Saturday, May 12, 2012

The Day the Music Died

I saw a copy of Rolling Stone Magazine yesterday. It's interesting that this magazine was originally a child of the sixties, an advocate of the counter-culture, and a voice for revolution. It's since become an organ for the broadcast of conspicuous consumption and a kind of moving wax museum of that fossilized version of music known as Rock and Roll. It's pop cultural emphasis makes it, not withstanding the occasional revelations of investigative journalists, a perfect example of how our civilization can co-opt just about anything that opposes it.

Rock and Roll is now an institution. It has no relevance at all to revolution although it's quick enough to don the attire of revolution, do the posturing, and charge $75 a ticket. And that last part ($75per) has lots of people still putting their faith in it.

If we look at the changes in music that occurred between 1930 and 1970 we can trace how revolutionary zeal emerged out of pop culture. For the period from 1970 - 2012 we can see that the idea of revolution has been hollowed out and given a hall of fame in the mid-west, almost like a cemetery plot where the ghouls dance the night away. We can also see a great deal of innovation going on in the period before 1970. And since then? Other than a few Baroque masterpieces like Pink Floyd's "The Wall", the forms have become so tired and vapid that even that muddled outreach from the ghetto known as rap can't give it a pulse. Teenage music played by middle aged hipsters. And today's teenagers find a voice in pre-1970's music, but no voice of their own. At least not a voice with the form and substance needed to survive the quicksands of loudness, self-indulgence, and bad lyrics.

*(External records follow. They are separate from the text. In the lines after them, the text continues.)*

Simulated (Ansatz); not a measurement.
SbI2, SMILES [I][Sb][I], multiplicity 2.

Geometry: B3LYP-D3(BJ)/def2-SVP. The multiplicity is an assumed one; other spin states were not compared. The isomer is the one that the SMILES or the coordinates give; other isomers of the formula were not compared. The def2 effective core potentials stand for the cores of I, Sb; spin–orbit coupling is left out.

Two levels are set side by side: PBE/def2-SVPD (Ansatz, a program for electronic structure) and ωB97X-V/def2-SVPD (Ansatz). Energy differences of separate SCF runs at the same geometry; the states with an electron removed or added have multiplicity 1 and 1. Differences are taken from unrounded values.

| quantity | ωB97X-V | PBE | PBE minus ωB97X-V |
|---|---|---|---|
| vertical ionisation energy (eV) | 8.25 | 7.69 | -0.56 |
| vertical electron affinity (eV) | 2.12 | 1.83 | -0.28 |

So why we might ask does anyone continue to bother with such a moribund art form? Too many of us are not living in the Present. Too many of us have grown attached to the idea of fun and rock and roll while failing to notice that the world has moved on. Our attachment to the past offers us no clue on how to deal with the present and the future. Rock and Roll has long since sold out, but it's kept a finger on the snooze button for a lot of us.

Rock used to be about innovation and revolution. Really.